When the church doors swung open, a marching band, with drums, blaring trumpets and tubas, costumed dancers, and humble worshippers crowded into the tiny church. Thus began the evening's festivities honoring El Señor de Choquequilca. Legend has it that, after attending mass in Ollantaytambo, Don Domingo Huillca saw a blinding light as he crossed the river at Choquequilca. He followed the light and, miraculously, found a large wooden cross trapped in a whirlpool. He retrieved the cross, it was installed in the local Catholic church, and has been the focus of Catholic worship in Ollantaytambo ever since. Once a year, the cross is removed from its special chapel and for four consecutive days and nights, bands play, dancers perform, and the whole town parties.
As the sun set, the priest, dancers, band and worshippers emerged from the church, street vendors set up hot drink stalls, a blazing bonfire was lit, and the plaza filled with families. We watched in amazement as pairs of dancers with black face masks whipped each others' legs with long látigos(never figured out why...), egged on by a man dressed like a colonial peasant girl, while the band played a bouncy, upbeat, off tune melody. Later, pairs of dancers with white face masks, a stuffed llama swinging from each of their belts, twirled and whipped each other, occasionally tossing the llama about, or ran into each other, bashing their chests, and all the while the crowd laughed at their antics.

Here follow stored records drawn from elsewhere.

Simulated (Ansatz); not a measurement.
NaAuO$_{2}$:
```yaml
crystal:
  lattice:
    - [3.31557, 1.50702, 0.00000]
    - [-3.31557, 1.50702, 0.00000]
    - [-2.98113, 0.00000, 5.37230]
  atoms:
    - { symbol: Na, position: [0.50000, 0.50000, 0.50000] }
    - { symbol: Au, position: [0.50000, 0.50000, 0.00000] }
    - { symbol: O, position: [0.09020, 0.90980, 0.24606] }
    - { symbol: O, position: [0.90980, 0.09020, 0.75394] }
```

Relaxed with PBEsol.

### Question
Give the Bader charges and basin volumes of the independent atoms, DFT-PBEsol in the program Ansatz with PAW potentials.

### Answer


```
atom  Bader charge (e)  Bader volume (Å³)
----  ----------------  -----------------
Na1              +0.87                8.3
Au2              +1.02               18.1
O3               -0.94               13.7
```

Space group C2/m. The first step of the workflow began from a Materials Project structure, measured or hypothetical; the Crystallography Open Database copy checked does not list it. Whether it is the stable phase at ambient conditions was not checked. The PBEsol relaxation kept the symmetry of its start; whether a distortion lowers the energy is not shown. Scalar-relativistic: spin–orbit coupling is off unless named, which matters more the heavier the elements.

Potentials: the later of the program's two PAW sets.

We watched for several hours as the stars came out and the temperature dropped, on a cold Andean autumn evening. Early the next morning, we heard the band playing and there they were again, both groups dancing in the plaza. In what seemed to be the festival's finale, the two groups of dancers took turns transporting the silk robed cross, carefully placed on a flower bedecked platform, to another Catholic church just down the road. As we watched, we imagined a similar festival happening over 500 years ago, with no crosses and different instruments, but the same costumes, stuffed llamas, and excited crowd, presided over by Incan royalty and high priests.